[v3,01/37] KVM: VMX: Flush all EPTP/VPID contexts on remote TLB flush

Flush all EPTP/VPID contexts if a TLB flush _may_ have been triggered by
a remote or deferred TLB flush, i.e. by KVM_REQ_TLB_FLUSH.  Remote TLB
flushes require all contexts to be invalidated, not just the active
contexts, e.g. all mappings in all contexts for a given HVA need to be
invalidated on a mmu_notifier invalidation.  Similarly, the instigator
of the deferred TLB flush may be expecting all contexts to be flushed,
e.g. vmx_vcpu_load_vmcs().

Without nested VMX, flushing only the current EPTP/VPID context isn't
problematic because KVM uses a constant VPID for each vCPU, and
mmu_alloc_direct_roots() all but guarantees KVM will use a single EPTP
for L1.  In the rare case where a different EPTP is created or reused,
KVM (currently) unconditionally flushes the new EPTP context prior to
entering the guest.

With nested VMX, KVM conditionally uses a different VPID for L2, and
unconditionally uses a different EPTP for L2.  Because KVM doesn't
_intentionally_ guarantee L2's EPTP/VPID context is flushed on nested
VM-Enter, it'd be possible for a malicious L1 to attack the host and/or
different VMs by exploiting the lack of flushing for L2.

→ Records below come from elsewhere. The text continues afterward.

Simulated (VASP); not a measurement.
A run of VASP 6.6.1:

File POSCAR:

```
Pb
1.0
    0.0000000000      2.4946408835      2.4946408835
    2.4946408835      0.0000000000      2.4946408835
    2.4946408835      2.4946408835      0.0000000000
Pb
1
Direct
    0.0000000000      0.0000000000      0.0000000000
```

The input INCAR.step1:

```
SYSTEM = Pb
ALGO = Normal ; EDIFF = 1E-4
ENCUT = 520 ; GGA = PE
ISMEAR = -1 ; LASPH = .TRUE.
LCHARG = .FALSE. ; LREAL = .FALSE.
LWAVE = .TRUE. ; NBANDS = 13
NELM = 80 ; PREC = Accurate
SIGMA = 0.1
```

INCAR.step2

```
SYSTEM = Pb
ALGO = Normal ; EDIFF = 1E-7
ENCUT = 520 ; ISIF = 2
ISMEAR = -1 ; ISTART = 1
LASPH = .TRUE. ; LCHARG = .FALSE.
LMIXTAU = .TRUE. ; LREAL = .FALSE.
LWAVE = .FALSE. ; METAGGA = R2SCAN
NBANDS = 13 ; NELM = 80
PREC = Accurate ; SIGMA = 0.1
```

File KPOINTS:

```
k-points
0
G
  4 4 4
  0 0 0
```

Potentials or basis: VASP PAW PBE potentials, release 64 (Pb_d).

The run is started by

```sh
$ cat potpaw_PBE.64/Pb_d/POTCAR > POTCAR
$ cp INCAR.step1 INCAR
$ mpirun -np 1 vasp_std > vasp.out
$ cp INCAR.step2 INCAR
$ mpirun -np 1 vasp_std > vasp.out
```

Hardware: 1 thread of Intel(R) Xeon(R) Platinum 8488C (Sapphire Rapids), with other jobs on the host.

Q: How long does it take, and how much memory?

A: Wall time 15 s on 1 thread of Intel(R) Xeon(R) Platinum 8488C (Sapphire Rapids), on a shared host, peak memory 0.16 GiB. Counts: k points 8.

  1) Launch nested guest from malicious L1.

  2) Nested VM-Enter to L2.

  3) Access target GPA 'g'.  CPU inserts TLB entry tagged with L2's ASID
     mapping 'g' to host PFN 'x'.

  2) Nested VM-Exit to L1.

  3) L1 triggers kernel same-page merging (ksm) by duplicating/zeroing
     the page for PFN 'x'.

  4) Host kernel merges PFN 'x' with PFN 'y', i.e. unmaps PFN 'x' and
     remaps the page to PFN 'y'.  mmu_notifier sends invalidate command,
     KVM flushes TLB only for L1's ASID.

  4) Host kernel reallocates PFN 'x' to some other task/guest.

  5) Nested VM-Enter to L2.  KVM does not invalidate L2's EPTP or VPID.

  6) L2 accesses GPA 'g' and gains read/write access to PFN 'x' via its
     stale TLB entry.

However, current KVM unconditionally flushes L1's EPTP/VPID context on
nested VM-Exit.  But, that behavior is mostly unintentional, KVM doesn't
go out of its way to flush EPTP/VPID on nested VM-Enter/VM-Exit, rather
a TLB flush is guaranteed to occur prior to re-entering L1 due to
__kvm_mmu_new_cr3() always being called with skip_tlb_flush=false.  On
nested VM-Enter, this happens via kvm_init_shadow_ept_mmu() (nested EPT
enabled) or in nested_vmx_load_cr3() (nested EPT disabled).  On nested
VM-Exit it occurs via nested_vmx_load_cr3().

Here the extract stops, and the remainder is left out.